Five Things to Watch in the Markets This Week – Introduction
This week, traders will focus mostly on the rhetoric, rather than the economic data because there is not much economic data expected. In this article, I will provide a summary of what to expect in the markets this week.
Trade Conflict Goes On
Late last week, the United States started imposing tariffs on a number of goods from China. The tariffs are due to what the president calls the unfair treatment of the United States by China and other countries. Soon after the tariffs went into place, China retaliated with tariffs of its own. The latter tariffs were imposed in a coordinated way that will hurt specific places where Trump won the election. This week, Trump could announce fresh tariffs on Chinese goods. This will lead to fresh tariffs from China.

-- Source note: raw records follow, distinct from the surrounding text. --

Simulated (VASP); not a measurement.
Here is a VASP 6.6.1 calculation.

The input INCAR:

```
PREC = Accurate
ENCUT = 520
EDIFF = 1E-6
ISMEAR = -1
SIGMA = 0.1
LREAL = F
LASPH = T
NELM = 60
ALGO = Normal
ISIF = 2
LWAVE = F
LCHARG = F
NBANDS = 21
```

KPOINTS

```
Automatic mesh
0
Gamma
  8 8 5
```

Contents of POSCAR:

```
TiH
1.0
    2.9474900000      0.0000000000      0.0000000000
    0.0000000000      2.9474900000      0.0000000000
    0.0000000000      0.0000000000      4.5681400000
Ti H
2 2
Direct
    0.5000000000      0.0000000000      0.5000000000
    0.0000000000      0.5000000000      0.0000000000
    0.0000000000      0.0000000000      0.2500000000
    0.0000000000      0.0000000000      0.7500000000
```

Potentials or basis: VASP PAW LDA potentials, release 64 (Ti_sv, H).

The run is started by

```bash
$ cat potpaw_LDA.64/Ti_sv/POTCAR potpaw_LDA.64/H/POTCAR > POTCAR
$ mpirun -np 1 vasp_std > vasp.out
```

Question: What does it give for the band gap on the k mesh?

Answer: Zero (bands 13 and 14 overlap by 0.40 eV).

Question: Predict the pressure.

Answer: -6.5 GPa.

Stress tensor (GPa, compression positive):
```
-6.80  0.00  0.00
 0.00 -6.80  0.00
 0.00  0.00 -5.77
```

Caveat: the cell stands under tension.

This week, Trump will leave for Europe where he is expected to meet with his counterparts from NATO, Europe, and Asia. While all of his colleagues will be present, Trump will be the main focus. Traders and analysts are waiting to see how he will behave in these meetings, which come before his one on one meeting with Russia’s Vladmir Putin. In addition, he will travel to the UK, where he is expected to meet with the queen, the prime minister, and other UK business leaders.
This week, the earnings season will kick off officially in the United States. The earnings season is basically the period where companies release their quarterly earnings. It will kick off with top banks like Citi, JP Morgan, and Wells Fargo, which will report on Friday. In this quarter, earnings are expected to grow by 20.7%, which will be a slightly slower from 26.7% in the first quarter. Last quarter’s number was the highest in seven years. Traders will want to know whether the growth momentum will continue.
The economic calendar will not be very busy this week, with the United States not releasing major data. On Monday, Switzerland will release the unemployment numbers, which will come a week after the country released encouraging inflation numbers. Traders expect the unemployment number to drop to 2.5% from last month’s 2.6%. On the same day, traders will listen to an important speech by ECB’s Mario Draghi. They will also get Germany’s export and import data.
On Tuesday, the UK will release the manufacturing data. This is an important data which shows the performance of the manufacturing industry. Traders expect the manufacturing index to grow by 1.0% which will be better than last month’s slump of 1.4%. They will also get the ZEW economic sentiment from Germany and the US JOLTS jobs openings.
On Wednesday, the Bank of Canada will release its interest rate decision. Traders will watch out for their statement, coming a few days after the country’s employment numbers beat analysts’ forecasts. They will also listen to Mario Draghi and UK’s Mark Carney. On Thursday, they will read the minutes from the European Central Bank’s meeting. On Friday, there will be no major economic data.
On Friday, Theresa May met with her cabinet and came to a consensus on her Brexit strategy. This week, traders will wait for the developments both from the parliament and from the European Union side. Already, Foreign Minister Boris Johnson has strongly opposed the PM’s proposals.